New scheme for selling services to EU consumers

A business sells services to consumers in the EU. The place of supply rules mean that they are subject to VAT in the customers’ countries. Does the business need to register for VAT in each one or is there a simpler option?

New scheme for selling services to EU consumers

Place of supply rules

For most business-to-consumer (B2C) services, the place of supply for VAT purposes is where the supplier is based. So, if a business is based in the UK, the starting point is that it must charge UK VAT to the EU customers. However, there are important exceptions to this rule. For example, the place of supply for most professional services is the customer’s country if the customer lives outside the UK. The rules are also different for “land services” and “performance services”. VAT Notice 741A has detailed guidance.

Performance services include admission to an event, as well as cultural, artistic, sporting, scientific, educational, entertainment and similar activities.

The place of supply for a land service always depends on where the building is located. So, for a UK plumber, working for a customer in Russia on a property the Russian owns in Ireland, the service is subject to Irish VAT.

Zero-registration threshold

Unfortunately, a business will not benefit from any local VAT registration threshold if it is providing B2C services where the place of supply is the EU, such as the plumbing work above. In other words, a zero-registration threshold applies, and it must register for VAT in that country if it makes any supplies there.

If it registers for VAT in an EU country, it will be able to claim input tax on any local expenses incurred on the returns it will submit.

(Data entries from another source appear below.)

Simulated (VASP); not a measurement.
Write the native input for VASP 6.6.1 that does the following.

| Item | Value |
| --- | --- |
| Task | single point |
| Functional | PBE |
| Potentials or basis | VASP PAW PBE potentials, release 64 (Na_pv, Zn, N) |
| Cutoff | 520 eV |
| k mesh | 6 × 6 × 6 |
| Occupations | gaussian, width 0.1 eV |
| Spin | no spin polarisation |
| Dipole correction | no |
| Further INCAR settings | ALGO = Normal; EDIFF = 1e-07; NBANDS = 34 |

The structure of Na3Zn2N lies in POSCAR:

The input tax claims will need to take account of any input tax blocks that apply in that country, similar to the block we have in the UK for business entertaining costs. For example, some EU countries apply an input tax block on road fuel costs, subsistence expenses, etc.

Register for OSS scheme?

A business might provide B2C services in many different EU countries: think of an opera singer doing B2C concerts in different countries as part of a tour. In the past, it would have needed to register for VAT in each separate EU country, which could require 27 registrations. However, since 1 July 2021, there has been another way, which is to register the business for the one stop shop (OSS) scheme in an EU country of choice, i.e. a single registration. It will then charge VAT according to the rate that applies in each country but declare this tax on a single OSS return that it will submit and pay each quarter. The OSS scheme is different to the import one stop shop (IOSS) scheme that applies to goods rather than services. With the IOSS scheme, returns are submitted and paid monthly rather than quarterly.

It makes sense to register for the OSS in Ireland because of the common language and the UK’s close links with that country. There is no scope to claim VAT paid on expenses on an OSS return. A business must make a separate claim directly to the country where the VAT was paid, known as a 13th Directive claim.